OpenSSL implemented its own memory management system instead of using malloc. It would allocate one pool of memory and then manipulate into that. This meant that static analysis, runtime analysis, fuzzers were incapable of finding memory bugs. Because all pointers into that pool were "valid". LibreSSL stripped out OpenSSL's memory system and replaced it with malloc() and free() as provided by libc. Suddenly, static analysis, valgrind, and fuzzers found something like 3 dozen memory errors.

That is bad on so many levels.

OpenSSL supports big endian x86_64. OpenSSL supports EBDIC paths, certs, encodings, etc. OpenSSL supports DOS and Windows for Workgroups 3.11. It had a config -D NO_OLD_ASN1 and NO_ASN1_OLD. These defs performed different things. Having more eyeballs on a project didn't help OpenSSL, because all of those eyeballs glazed over immediately and/or had forks stabbed into them.

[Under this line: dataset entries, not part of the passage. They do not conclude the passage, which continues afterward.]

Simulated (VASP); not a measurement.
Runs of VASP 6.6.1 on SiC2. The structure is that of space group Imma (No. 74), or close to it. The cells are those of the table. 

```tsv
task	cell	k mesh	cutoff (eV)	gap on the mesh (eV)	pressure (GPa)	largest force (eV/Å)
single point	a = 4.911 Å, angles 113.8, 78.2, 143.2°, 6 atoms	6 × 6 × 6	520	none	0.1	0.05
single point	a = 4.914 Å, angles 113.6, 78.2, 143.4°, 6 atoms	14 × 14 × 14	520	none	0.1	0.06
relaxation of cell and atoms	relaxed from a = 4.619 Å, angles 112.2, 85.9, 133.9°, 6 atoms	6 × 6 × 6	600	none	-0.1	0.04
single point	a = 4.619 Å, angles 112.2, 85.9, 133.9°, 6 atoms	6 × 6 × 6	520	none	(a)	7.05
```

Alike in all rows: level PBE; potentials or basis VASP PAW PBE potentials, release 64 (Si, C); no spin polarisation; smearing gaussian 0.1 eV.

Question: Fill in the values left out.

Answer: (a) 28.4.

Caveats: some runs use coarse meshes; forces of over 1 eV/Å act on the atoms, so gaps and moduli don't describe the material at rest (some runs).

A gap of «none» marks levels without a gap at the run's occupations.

In something like the first month, the LibreSSL project deleted something like 90,000 LOC and 60,000 lines of comments/whitespace. Not changed: deleted. Removed useless cruft like mentioned above, and dangerous cruft like SSL 3.0 support. The latest OpenSSL tarball is 9.4MB, the latest LibreSSL tarball is 3.6MB. It has fewer eyeballs, sure, but it's an order of magnitude easier to audit.

2 comments

OpenBSD also changed it's malloc implementation from sbrk to mmap, the net effect being that free returned memory to the OS far more often. It broke a lot of interesting stuff.
Custom allocators are (or were) common enough that Valgrind includes an API for them to use to tell the analysis engine where the valid memory blocks are:

https://valgrind.org/docs/manual/mc-manual.html#mc-manual.me...

I believe the state of the art in generic malloc implementations has improved since this sort of thing was commonplace, though.